The model
In the last decade, physical modeling was quite common, a requirement that is slowly giving away to virtual computer models in 3D. One of the reasons for this change is that precision modeling is tough using physical material, labor intensive and, it’s quite expensive. There are other limitations such as the inability to capture changes in real time.
While I really appreciate the modern technology using the virtual 3D modeling, walk-throughs and all that, I sorely miss the real models. It’s a pity that not many see real scaled models as useful as they see the virtual ones.
One of the classics showcased here (from my current project, an artist’s impression). I’m extremely happy to note that my company is one of those few ones that still see the value in such models.

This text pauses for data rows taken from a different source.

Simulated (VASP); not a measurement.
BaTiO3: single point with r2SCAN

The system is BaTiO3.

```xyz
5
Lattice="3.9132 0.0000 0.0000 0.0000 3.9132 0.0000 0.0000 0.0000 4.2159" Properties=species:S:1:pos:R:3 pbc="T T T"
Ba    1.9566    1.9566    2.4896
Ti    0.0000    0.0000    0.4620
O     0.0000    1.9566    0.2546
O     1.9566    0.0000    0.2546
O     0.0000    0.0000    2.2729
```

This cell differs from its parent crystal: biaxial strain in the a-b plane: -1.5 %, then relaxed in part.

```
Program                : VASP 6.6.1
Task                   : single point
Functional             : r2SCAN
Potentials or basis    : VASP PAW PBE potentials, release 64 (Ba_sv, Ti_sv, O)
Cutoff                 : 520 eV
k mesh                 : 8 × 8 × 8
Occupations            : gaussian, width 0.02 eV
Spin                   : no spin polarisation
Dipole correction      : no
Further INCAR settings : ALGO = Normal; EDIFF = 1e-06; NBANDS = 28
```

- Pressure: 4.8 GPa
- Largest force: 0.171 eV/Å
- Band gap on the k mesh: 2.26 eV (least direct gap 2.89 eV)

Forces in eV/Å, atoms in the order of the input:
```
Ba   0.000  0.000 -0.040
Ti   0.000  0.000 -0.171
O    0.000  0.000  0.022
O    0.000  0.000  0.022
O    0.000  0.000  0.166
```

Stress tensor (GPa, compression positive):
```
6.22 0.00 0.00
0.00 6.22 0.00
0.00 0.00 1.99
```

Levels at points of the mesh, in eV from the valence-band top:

That’s a very nice model Chetan. I’m little curious here to know what sort of CAD systems are widely used in designing offshore structures like the one you posted? For Injection Mould design and modelling (which I do for living) I found Unigraphics, ProE, Catia quite popular among major players in my Industry. Even our small design firm where I work uses Unigraphics for all modelling and design work, we do have to keep up with the big guns you see.
May 2, 05 at 11:12We use a variety of applications, each one specific for its intended task. For parametric modelling, we use software like CadCentre’s PDMS and Intergraph’s PDS extensively.
Specifically for structural 3D modelling, we use BOCAD that helps us generate material volume quantity and cutting plans in material optimization.
At any specific time, there are different teams working on the same model, like for example Electrical and Instrumentation department groups model their cable tray systems and equipment, Piping team will be on equipment and piping systems, HVAC on their ducting, etc. Each discipline work in their own domain and do not affect or disrupt other discipline’s work.
Structural model can either be modelled in PDMS or is imported from BOCAD. Once a revision is ready, we run clash checks to ensure that the model is in good shape to go. Then we go in for a detailed review. The cycle continues until we capture virtually everything before the final walkthrough review and delivery.
Our modelling is not restricted to parametric design alone. For stress analysis models, we use SACS, USFOS and SESAM.
May 2, 05 at 14:38Wow! that was an insightful reply. Obviously its a big world of specialist CAD software. I’m feeling like that frog in a well
May 5, 05 at 09:10I moved over to offshore structures 3 years back and has been previleged to design a topside flare module of an FPSO using SACS. I first came in contact with the SACS SYNTAX you design for Texpad before stumbling on your website.
Mar 1, 06 at 00:31Iam about designing a 3- leg jacket and in the course of practising modeling using template in SACS, the batter of the third leg seem not to be correct as I DO NOT GET AN EQUILATERAL TRIANGLE WHEN I TAKE SCTION THROUGH ANY OF THE ELEVATION. THE QUESTION IS , IS THERE NO EXCEL SHEET DEVELOPED TO get the geometry right without the rigour of the template or may be am not getting something right. I will also be interested in flare boom modelling at an inclined angle.
Thanks
No, because you really don’t need one, for it is basic high-school plane geometry. If you don’t understand slopes and projections, then I think you should try refreshing your basics than trying to get hold of spreadsheets.
As for your problem: I think you’re using true batter. You should be using apparent batter, because SACS input is per plane (or projection). So, if your jacket legs have a two way batter, then apparent batters in X an Y should be defined. If you still don’t understand batters, try planes. Model the top plane using a reference joint. Then model the bottom plane. Then connect your legs. Simple?
Mar 4, 06 at 23:18I think from your explanation I should have use apparent batters in X and Y. Thanks
Apr 19, 06 at 23:35